This recipe is ideal to make with kids, whatever age – no need to bake, fun to make and the result is absolutely delicious while still being healthy and packed full of energy. If you’re homeschooling use this opportunity as a ‘food tech’ lesson and allow them to munch on them in between breaks! I used Fearne & Rosie’s reduced sugar jam *gifted which made such a tasty, juicy filling in between a flapjack base and topping. Yum! Thanks to my little boy Tom for being my hand model 🙂 He is addicted to these and proof that they get the kid-approved thumbs up!
For the flapjack mixture –
- 200g rolled oats (I used Quaker)
- 50g granola of choice
- 1 teaspoon cinnamon
- 4 tablespoons coconut oil
- 4 tablespoons smooth nut butter (I used Mani Life)
- 8 tablespoons maple syrup (I used Maple From Cananda)
For the filling –
- 1 x jar Fearne & Rosie’s reduced sugar raspberry jam
- Place the oats, granola and cinnamon in a bowl.
- Melt the coconut oil, nut butter and syrup then pour into the bowl and mix well to combine.

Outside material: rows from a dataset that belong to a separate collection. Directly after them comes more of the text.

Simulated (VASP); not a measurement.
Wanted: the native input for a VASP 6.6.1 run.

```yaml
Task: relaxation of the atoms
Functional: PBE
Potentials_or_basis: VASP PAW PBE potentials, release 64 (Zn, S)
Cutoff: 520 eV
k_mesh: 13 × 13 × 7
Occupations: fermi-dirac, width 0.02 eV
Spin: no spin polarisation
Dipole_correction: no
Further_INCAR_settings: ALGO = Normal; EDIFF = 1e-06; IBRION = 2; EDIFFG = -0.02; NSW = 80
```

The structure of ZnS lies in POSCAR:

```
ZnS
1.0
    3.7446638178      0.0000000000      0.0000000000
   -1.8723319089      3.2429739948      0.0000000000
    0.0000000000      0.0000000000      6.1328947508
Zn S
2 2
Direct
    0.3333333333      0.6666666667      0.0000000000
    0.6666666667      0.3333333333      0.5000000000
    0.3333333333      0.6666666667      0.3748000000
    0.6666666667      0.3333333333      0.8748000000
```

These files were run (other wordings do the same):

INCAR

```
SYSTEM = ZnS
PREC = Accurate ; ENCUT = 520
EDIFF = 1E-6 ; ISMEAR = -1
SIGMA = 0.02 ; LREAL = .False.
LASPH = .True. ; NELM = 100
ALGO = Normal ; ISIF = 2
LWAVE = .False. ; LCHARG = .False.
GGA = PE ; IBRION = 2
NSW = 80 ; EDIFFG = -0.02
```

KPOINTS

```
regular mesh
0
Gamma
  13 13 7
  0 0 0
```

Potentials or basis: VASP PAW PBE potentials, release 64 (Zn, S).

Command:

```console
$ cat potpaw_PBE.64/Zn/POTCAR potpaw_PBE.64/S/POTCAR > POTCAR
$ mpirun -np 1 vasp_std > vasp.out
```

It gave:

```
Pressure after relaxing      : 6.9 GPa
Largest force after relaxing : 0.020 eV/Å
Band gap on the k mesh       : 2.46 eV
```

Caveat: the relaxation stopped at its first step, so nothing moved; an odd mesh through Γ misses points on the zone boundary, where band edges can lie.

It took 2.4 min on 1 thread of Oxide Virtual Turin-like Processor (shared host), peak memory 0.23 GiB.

- Tip half of this into the base of the tin and press down well in an even layer.
- Spread the jam all across the base to cover in an even layer.
- Spoon over the rest of the mixture on top of the jam and press down well. Chill in the fridge for 3 hours to set.
- Pop out of the tin, cut into bars and enjoy! Keep the remainder in the fridge for up to 1 week.